The worst

Some time before four in the morning, I was awakened by the quiet. The forecast had been for sleet and rain; did they get it wrong? was it quiet because it was snowing? or was it quiet because the storm was going to miss us? I looked out the window: the street was still dry. I checked the National Weather Service Web site: rain and snow in Connecticut, headed our way. I went back to sleep, and within an hour awakened again to hear something — rain, sleet, wind-driven snow — hitting the windows.

By the time I got up, sometime after seven, the street outside our apartment was covered with several inches of windblown snow. By the time I started walking up to the church, the snow had turned to sleet, and then to freezing rain. I shoveled off one side of the front walk, and got a number of calls on my cell phone: “The town plows haven’t even reached out house yet, I won’t be in”; “Just checking to see if someone was at church”; “I’m on my way, I’ll be a little late.”

Some twenty people showed up for the worship service, less than half our usual fifty-to-sixty people. Many of them lived within walking distance, including the two newcomers, but one person made it all the way from Westport, a good half hour drive. After the worship service, he told me, “I started out following the plow, usually that’s the best thing to do in a storm. But it was raining by then, and the plow was pushing water — the water was deeper behind the plow than in front — so I wound up having to pass the plow.” It was pouring rain during the worship service.

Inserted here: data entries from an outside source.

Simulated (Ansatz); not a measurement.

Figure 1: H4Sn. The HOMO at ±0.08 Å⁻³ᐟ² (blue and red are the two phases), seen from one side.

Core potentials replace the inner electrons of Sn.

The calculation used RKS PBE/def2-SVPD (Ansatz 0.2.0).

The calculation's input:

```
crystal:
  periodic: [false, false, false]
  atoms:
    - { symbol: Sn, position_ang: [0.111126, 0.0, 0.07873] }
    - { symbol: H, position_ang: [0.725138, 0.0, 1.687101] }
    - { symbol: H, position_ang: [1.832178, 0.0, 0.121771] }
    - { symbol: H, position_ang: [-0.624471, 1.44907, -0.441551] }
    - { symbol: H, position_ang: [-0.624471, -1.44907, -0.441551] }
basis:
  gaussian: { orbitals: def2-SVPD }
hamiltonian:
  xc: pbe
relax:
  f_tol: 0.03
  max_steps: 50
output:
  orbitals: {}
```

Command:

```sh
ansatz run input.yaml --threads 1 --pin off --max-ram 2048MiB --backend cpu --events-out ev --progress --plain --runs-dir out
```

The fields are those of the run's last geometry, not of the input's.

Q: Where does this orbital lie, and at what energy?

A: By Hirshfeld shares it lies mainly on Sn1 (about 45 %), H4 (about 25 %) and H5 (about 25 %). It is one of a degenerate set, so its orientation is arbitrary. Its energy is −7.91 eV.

Our plowing service still hadn’t showed up by one o’clock as we were leaving the church. Mark, who happened to be driving his truck with the plow on it, volunteered to plow the church parking lot. His plow scooped up water and slush and snow drenched in water, and at the end of each pass when the plow hit the snowbank, there was a huge splash as muddy water went ten or twelve feet into the air. I finished shoveling the sidewalk and stairs; it got up to almost fifty degrees this afternoon, but it’s supposed to dip well below freezing tonight, and any snow left on the sidewalks tonight will turn into a block of ice that will last until spring.

I ate lunch, tired and sore from shoveling that wet, heavy snow. By the time I went back up to the church for the youth group meeting, the rain had stopped. And when we left after the youth group meeting, the temperature was just about at freezing: black ice forming everywhere.

This is just about the worst weather New England can dish out. In the past twenty-four hours we have seen snow, freezing fog, sleet, freezing rain, rain, mist, fog, and what the Weather Service called “unknown precipitation.” The ground is covered with heavy wet snow, which has been made even heavier by all the rain that fell on top of the snow. Now everything is going to freeze solid, and with the short days and long nights nothing is going to thaw out for a very long time. The heavy snow saps your physical strength; the darkness and dreariness saps your emotional strength; and you long for summer, or a trip to someplace warm.